Land, Technology, People: Can Ukraine become Europe’s agri hub?

UAFP Events

The European Union is already reshaping the way its agricultural sector operates. The era of “subsidies for all” is coming to an end, giving way to a focus on efficient projects and reducing dependence on China and other external suppliers. For Ukraine, this shift presents an opportunity: we can move from being a competitor to becoming a strategic partner for the EU. But first, Ukraine must address its own challenges – a demographic crisis, labor shortages, and the need to establish transparent rules for investors. How can Ukraine integrate its agricultural sector into the European market while simultaneously revitalizing rural areas?

In the latest episode of our podcast, we speak with Olga Trofimtseva, Head of the Agricultural & Biodiversity Sector at UAFP, and Gérard de La Salle, CEO & Founder of Alfagro and Regional Manager of Elicit Plant Ukraine. The discussion is moderated by Roman Vybranovskyy, Co-founder of the Ukraine Facility Platform.

Вelow are several key takeaways from the conversation:

🔹 France is facing a wave of farmer retirements, while Ukraine is losing people due to war and migration. Ukraine’s top priority must be bringing back its own citizens and creating conditions for work in rural areas. At the same time, increasing labor productivity through technology is essential – and Ukraine has significant potential for growth in this field. External migration can only play a supplementary role.

🔹 Climate change is already reshaping EU agricultural production and the regional distribution of key crops. This opens a window for Ukraine to transition towards growing those crops that may no longer thrive in other EU countries. To succeed, Ukraine must start building partnerships now to adapt sustainable farming practices to its own conditions, particularly in southern regions with low rainfall.

🔹 Farms of 300–800 hectares, considered small by Ukrainian standards but medium or even large in the EU, can become the backbone of rural development. Their strength lies in their connection to local communities: these farmers work their own land, create jobs, and sustain local infrastructure. They are also the key segment for European development programs and credit instruments.

🔹 Ukrainians’ historic skepticism toward cooperatives is gradually fading. France offers a strong example through the CUMA model, where at least four farmers co-invest in equipment. This approach addresses resource constraints and builds a culture of collaboration. For small Ukrainian producers, it is a gateway to modern machinery, credit, and integration into formal supply chains.

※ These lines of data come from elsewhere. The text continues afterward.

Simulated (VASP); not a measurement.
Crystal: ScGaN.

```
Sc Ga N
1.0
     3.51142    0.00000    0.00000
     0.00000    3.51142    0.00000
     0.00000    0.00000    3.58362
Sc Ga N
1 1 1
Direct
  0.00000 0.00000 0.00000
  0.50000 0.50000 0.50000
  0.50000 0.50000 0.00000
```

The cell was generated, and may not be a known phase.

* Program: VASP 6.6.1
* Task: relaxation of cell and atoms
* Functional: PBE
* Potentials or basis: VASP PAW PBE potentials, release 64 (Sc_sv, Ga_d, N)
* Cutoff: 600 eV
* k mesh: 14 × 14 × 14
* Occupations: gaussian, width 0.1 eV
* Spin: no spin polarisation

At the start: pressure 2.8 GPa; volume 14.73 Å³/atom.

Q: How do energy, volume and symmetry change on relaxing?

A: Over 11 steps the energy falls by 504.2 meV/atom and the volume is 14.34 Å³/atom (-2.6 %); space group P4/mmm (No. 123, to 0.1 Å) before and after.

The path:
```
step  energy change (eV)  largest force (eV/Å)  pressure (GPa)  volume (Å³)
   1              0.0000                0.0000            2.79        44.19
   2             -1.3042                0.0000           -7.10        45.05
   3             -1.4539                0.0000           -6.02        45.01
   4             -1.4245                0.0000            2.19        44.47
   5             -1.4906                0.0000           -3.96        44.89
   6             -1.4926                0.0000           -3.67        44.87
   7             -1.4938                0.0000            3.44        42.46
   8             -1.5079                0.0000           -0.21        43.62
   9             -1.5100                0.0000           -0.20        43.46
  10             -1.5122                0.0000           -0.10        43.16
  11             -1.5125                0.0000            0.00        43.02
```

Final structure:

🔹 Corruption and a weak judicial system remain the main deterrents for foreign investors. Without the rule of law, even major players are hesitant to invest in processing or infrastructure. Another critical challenge is the severe labor shortage, which complicates the launch of new production facilities. Financial resources exist, but Ukrainian farms often lack transparent accounting and structured projects that European banks can finance.

🔹 A long-term lease model appears to be the most balanced option for attracting capital in Ukraine. This approach is already proving effective in several EU countries, including Poland.

🔹 Ukrainian farmers are ahead of many European peers in precision farming and agri-tech solutions. Ukraine has the potential to become an exporter of agricultural technologies to the EU, while Europe can share its expertise in sustainable production and soil preservation.

🔹 Agriculture can also serve as a key driver for reintegrating veterans and developing women-led entrepreneurship in rural areas, contributing to both economic and social revitalization.